- Honda says it will sell only battery-electric and fuel-cell vehicles by 2040.
- The company will gradually increase the percentage of electric vehicles it sells over the coming decades.
- Honda and Acura EV crossovers will arrive in the U.S. for the 2024 model year.
Honda is the latest automaker to make an ambitious commitment to electric vehicles. Toshihiro Mibe, the company's new CEO, announced that Honda will exclusively sell battery-electric and hydrogen fuel-cell vehicles by 2040. The company also set a timeline for its phasing out of gasoline engines, which will gradually disappear from the lineup over the next two decades.
For North America specifically, the goal is to for EVs and fuel-cell vehicles to make up 40 percent of Honda's new-vehicle sales by 2030, 80 percent by 2035, and 100 percent by 2040. The first two of Honda's new EV models will arrive for the 2024 model year using GM's Ultium battery platform. Both will be crossovers, with one wearing a Honda badge and the other falling under the Acura luxury division. We might expect the Honda version to look somewhat like the Honda e SUV prototype recently shown for the Chinese market (pictured above).

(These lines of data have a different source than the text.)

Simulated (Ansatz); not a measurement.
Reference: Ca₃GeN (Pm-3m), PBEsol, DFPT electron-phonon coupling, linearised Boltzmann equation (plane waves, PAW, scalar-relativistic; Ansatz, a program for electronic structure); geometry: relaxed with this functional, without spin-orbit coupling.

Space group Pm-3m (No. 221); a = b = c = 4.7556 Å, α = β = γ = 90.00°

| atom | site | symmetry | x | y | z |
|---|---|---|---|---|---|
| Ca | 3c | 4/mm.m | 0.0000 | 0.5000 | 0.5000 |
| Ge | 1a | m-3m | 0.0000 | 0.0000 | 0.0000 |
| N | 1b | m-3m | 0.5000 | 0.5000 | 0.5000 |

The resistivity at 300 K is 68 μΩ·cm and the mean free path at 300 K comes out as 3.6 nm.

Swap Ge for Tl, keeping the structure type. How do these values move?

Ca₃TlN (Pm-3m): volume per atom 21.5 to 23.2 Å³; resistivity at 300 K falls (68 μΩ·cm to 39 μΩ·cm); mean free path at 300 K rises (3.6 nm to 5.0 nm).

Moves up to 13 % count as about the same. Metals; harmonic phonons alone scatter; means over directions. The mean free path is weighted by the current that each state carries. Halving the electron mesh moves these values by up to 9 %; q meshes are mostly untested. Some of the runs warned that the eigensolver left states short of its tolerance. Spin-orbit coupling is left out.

After the Ultium-powered EVs arrive, Honda will introduce its own electric-vehicle platform called e:Architecture. The company says these models will arrive in the "second half of the 2020s" and that they'll go on sale in North America before they reach other global markets.
Honda is less specific about its U.S. plans for hydrogen-powered fuel-cell vehicles. It currently sells the Clarity in California but has not announced any additional fuel-cell models for the near future.